We input historical closing prices for the top 25 market capitalization companies in the Nasdaq exchange from 2006-2017. Each data point is converter to a return, creating a stationary variable proper for prediction. In this research we focus only on the framework for a daily trading strategy, using end of day closing prices.
Stock volatility external market forces makes future prices harder to predict. We apply a smoothing technique to more easily track the trend of our data. Empirical mode decomposition, kernel regression and exponential smoothing are methods we test, finding kernel regression to work best. Figure 1. shows original Apple closing price compared to a smoothed time series.
The new price series takes a version of mean and calculates long-term averages with lower volatility. We tune the bandwidth parameter to determine the width of the kernel used, in our case, how many days to use for smoothing. Figure 2. displays the effect different parameters have on an original time series.
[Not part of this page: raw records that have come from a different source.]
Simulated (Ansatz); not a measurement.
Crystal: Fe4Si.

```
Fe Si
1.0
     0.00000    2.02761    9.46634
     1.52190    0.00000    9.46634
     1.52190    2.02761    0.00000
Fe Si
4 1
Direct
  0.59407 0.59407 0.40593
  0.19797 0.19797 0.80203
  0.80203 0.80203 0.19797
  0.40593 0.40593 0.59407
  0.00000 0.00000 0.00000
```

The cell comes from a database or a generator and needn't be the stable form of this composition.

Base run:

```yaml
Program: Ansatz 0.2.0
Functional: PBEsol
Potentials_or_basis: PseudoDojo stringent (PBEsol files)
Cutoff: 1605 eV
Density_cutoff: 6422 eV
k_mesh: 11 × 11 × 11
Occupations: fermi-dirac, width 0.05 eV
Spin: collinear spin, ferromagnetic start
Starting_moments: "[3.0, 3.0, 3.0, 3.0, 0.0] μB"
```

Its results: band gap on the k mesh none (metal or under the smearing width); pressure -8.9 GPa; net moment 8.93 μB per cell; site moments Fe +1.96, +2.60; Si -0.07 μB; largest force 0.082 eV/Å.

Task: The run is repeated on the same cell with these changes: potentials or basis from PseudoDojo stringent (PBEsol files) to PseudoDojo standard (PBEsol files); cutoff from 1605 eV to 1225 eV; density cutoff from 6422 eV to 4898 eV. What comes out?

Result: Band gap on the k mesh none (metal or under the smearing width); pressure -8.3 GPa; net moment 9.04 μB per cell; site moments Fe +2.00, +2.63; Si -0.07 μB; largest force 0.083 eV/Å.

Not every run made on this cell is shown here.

The larger the parameter, the smoother the data, but you are avoiding the risk of missing information. One option is to set a fixed bandwidth, such at 0.2. A more optimal technique is to use cross validation, which iterates between multiple options for bandwidth and calculate the mean squared error for different parameters. This gives a more optimal solution, but costs us processing time to calculate on a daily basis. To save processing time, we test in-sample and out-of-sample results and identify how robust the result is. We find that 2.0/2,800 is the optimal solution, because 2.0 was our initial bandwidth and 2,800 data points were in our sample size. Finally we have our fitted curve.
We identify maximum points in the function by looking at three consecutive points to see if they meet the criteria: E1<E2>E3. If the smoothed stock data identifies a local maximum, or the inverse (local minimum) then we move to the original data and find the position of the same extrema point. Figure 3. shows a time series with the smoothed extremas and their points on raw data.